Dave Camp has a new federal budget reform proposal (pdf) that is making a lot of liberals weep with joy. This is simply the result of how the Republican Party has gamed the system. After decades of absolutely unreasonable proposals like the Paul Ryan budget, when someone comes along with a budget that isn’t completely delusional, liberals stand up and applaud.
Camp is a typical Republican piece of work. You can look at his positions and right down the list he is pure: anti-choicer, climate change denier, Social Security privatizer. And he’s been pushing for more welfare “reform” because he’s afraid single mothers aren’t working hard enough. Remember in Republicanland, it is only important for rich mothers to stay at home and raise the kids.
As noted, the budget is not all bad. It gets rid of the carried interest loophole. It also imposes a fee on big banks for the government’s implicit too-big-to-fail insurance. And after finding that he just could not make the numbers in his budget add up with his preferred top marginal tax rate of 25%, he changed it to 35%. So those things are okay, but I would hardly call them good. The carried interest loophole is a travesty, but it is not big: just $2 billion per year. We should charge the big banks for their safety net (however, breaking them up would be better), but as Dean Baker points out, Camp’s fee is an order of magnitude less than what the banks are getting in return. As for admitting that he couldn’t make the 25% tax rate work, that isn’t saying much on its face and as we will see, it doesn’t actually say anything at all.
Jared Bernstein has an excellent discussion on the Economix blog, The Promise and Pitfalls in a Tax Reform Plan. He focuses on Camp’s “timing gimmicks.” These are ways that Camp made his budget reform bill revenue neutral for ten years—the period over which budgets are scored. For example, “The corporate rate is phased in slowly, so revenue losses occur outside of the budget window.” This means that the federal budget would be okay for ten years and then the deficit would explode causing Republicans like Camp to scream for cuts to entitlements and welfare for the poor.
It has other aspects that I don’t like. He gets rid of our current seven tax brackets and replaces them with two: 10% and 35%. The truth is that we need more tax brackets, not less. Republicans always claim that they do this to “simplify the tax code.” But if you have ever done your taxes, you know the easy part is looking up your taxable income in the table. The hard part is determining your taxable income. So reducing the number of tax brackets isn’t about simplifying anything. It is rather about getting to a flat tax. And Republicans are for a flat tax because they want to shift the tax burden off the rich and onto the poor.
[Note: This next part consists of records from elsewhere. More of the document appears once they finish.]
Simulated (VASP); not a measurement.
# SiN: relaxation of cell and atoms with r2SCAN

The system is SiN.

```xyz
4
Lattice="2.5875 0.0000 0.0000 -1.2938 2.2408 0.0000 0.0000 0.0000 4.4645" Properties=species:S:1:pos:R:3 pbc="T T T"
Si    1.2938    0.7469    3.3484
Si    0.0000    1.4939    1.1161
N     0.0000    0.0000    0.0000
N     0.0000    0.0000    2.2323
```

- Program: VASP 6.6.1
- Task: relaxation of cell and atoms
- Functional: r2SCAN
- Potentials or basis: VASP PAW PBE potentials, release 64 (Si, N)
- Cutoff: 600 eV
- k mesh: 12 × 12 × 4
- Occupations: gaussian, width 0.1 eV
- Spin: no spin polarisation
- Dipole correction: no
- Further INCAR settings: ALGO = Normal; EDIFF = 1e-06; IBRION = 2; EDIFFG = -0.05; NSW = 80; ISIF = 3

Camp’s proposal isn’t about budget reform at all. Instead, it is yet another Republican plan to “starve the beast.” Clearly, Dave Camp is smart enough to know that he had to throw in a couple of bones to the Democrats. But they aren’t great bones and they are supported by more reasonable conservatives anyway. Otherwise, the proposal is just an attempt to get what Republicans always want: lower taxes on the rich. The word is that Camp worked for years to try to make his budget work with a top tax bracket of 25%, so you can see what his actual priorities are. And he only managed to make the 35% number work with a bunch of tricks.
So don’t be fooled: Camp’s budget is just a proposal to lower taxes on the rich and starve the government of funds. It is a typical Republican proposal; it just doesn’t sound as crazy as usual.